If you’ve suffered the indignity of squeezing onto a little patch of sand between sweaty sun worshippers, you know not all beaches are created equal—and that it’s worth an extra effort to avoid a bad day at the beach.
Taipu de Fora, Bahia, Brazil
Presenting an antidote to this year’s World Cup craziness: Taipu de Fora, a near-five-mile beauty with golden sands and swaying coconut palms on the Maraú peninsula.

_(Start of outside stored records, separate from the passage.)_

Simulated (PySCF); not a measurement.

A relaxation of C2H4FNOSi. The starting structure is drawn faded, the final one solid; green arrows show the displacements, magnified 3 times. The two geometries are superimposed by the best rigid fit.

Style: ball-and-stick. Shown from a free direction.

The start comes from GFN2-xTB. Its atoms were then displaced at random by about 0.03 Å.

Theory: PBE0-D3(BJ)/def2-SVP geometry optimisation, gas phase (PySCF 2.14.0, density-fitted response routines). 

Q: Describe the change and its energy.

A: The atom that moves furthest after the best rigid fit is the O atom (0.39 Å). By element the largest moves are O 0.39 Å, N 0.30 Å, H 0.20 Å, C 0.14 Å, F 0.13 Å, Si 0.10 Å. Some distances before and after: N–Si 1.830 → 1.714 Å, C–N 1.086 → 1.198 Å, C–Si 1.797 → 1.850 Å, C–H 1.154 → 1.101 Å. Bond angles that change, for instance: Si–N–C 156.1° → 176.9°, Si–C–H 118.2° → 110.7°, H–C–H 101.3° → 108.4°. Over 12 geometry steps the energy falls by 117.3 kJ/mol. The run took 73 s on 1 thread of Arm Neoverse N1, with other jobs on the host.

Navagio Beach, Zakynthos, Greece
The classic Greek color palette of deep blue (sea) and white (cliffs) is on fine display at Navagio Beach. But it has an edgier side. Nicknamed Smuggler’s Cove, the beach is the site of a wrecked smuggler’s ship that provides a bit of welcome, if rusty, shade.
Princess Margaret Beach, Bequia
This honeyed beach shaded by palms, cedar, and almond trees is named after Queen Elizabeth II’s jet-setting younger sister, who was known to take a dip in its calm waters. The lovely shoreline is on the Caribbean side of Bequia.
Ke’e Beach, Kauai, HI
Ke’e Beach is a gateway to Kauai’s wild side; the rugged Na Pali coast continues westward, offering amazing views and dense jungle paths should you wish to explore further. Soaring above it all is the emerald 1,115-foot-high Makana Mountain.
Luskentyre Bay, Isle of Harris, Scotland
Powdery sand that appears silver or pale gold depending on the light; waters that run from green to indigo; and views of the rugged North Harris mountains conspire to make Luskentyre Bay feel downright bewitching.
The Baths, Virgin Gorda, BVI
The Baths on the British Virgin Island of Gorda deviates from the typical beautiful beach model of mile after mile of unimpeded powdery shoreline.
Playa Nacascolo, Peninsula Papagayo, Guanacaste, Costa Rica
You can take your pick among this peninsula’s sands; even if their proximity to glitzy resorts suggests otherwise, all beaches in Costa Rica are public.
Cannon Beach, OR
Conifer forests meet the Pacific Ocean at Cannon Beach, where colossal rocks add a primal touch to the seascape. This nine-mile stretch of sand is known for Haystack Rock, a hefty 235-foot-high landmark that has caves you can explore at low tide.
This Polynesian atoll has all the ingredients of a castaway fantasy: a talcum-powder beach dotted with driftwood, palm trees for shade, and gently lapping translucent water.
Playa de las Catedrales, Galicia, Spain
Centuries of crashing waves and merciless winds off the coast of northwest Spain have sculpted beautiful rock formations at Playa de las Catedrales, so named for the soaring arches visible only at low tide.